There are two functions in `eratosthenes` for estimating dates:
* `gibbs_ad()` estimates the marginal density of the date of events in sequences and absolute constraints (_t.p./a.q_).
* `gibbs_ad_type()` estimates densities of the date of the production, use, and deposition of a specified artifact type, given seuqences and cosntraints.
See the section [Evaluating Displacement](#evaluating-displacement) below for tools on assessing the effective influence of events upon each other within the joint conditional density.
### Dates of Events in Sequences and Absolute Constraints
The function `gibbs_ad()` takes as inputs the following objects:
* `sequences` : A `list` of relative sequences of contexts or events.
* `max_samples` : The maximum number of samples to run, which will stop the main sampling routine even if convergence has not been achieved (default is `10^5`).

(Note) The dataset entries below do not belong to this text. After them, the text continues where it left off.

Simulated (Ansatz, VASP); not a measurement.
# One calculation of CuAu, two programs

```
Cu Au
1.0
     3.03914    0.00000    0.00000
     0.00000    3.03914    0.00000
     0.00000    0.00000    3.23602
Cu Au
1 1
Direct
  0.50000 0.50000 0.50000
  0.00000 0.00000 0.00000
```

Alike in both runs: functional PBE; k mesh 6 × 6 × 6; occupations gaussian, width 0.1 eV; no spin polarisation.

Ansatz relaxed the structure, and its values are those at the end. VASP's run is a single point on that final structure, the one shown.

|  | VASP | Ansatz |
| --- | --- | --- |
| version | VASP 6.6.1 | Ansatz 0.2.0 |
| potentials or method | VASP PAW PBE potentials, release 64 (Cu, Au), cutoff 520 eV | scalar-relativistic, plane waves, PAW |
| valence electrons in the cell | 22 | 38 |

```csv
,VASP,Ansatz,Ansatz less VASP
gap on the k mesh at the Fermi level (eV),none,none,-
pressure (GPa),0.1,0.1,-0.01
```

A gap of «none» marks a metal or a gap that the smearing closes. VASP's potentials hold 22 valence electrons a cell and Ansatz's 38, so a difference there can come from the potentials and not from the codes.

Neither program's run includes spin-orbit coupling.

* `size` : How many samples to take between each check for convergence (default is `10^3`).
* `mcse_crit` : The criterion of the mean MCSE at which to stop the sampler (default is `0.5`)
* `tpq` and `taq`: Separate `lists` that indicate any elements that provide extrinsic (i.e., absolute) chronological information, as _termini post_ and _ante quos_. Format must follow that illustrated in the Section above on [Absolute Constraints](#absolute-constraints).
* `alpha_` and `omega_`: lowest and highest bounds within which to sample.
* `trim`: whether to remove contexts from the output that are before or after user-provided _t.p.q._ and _t.a.q._ (i.e., those which depend on `alpha_` and `omega_`).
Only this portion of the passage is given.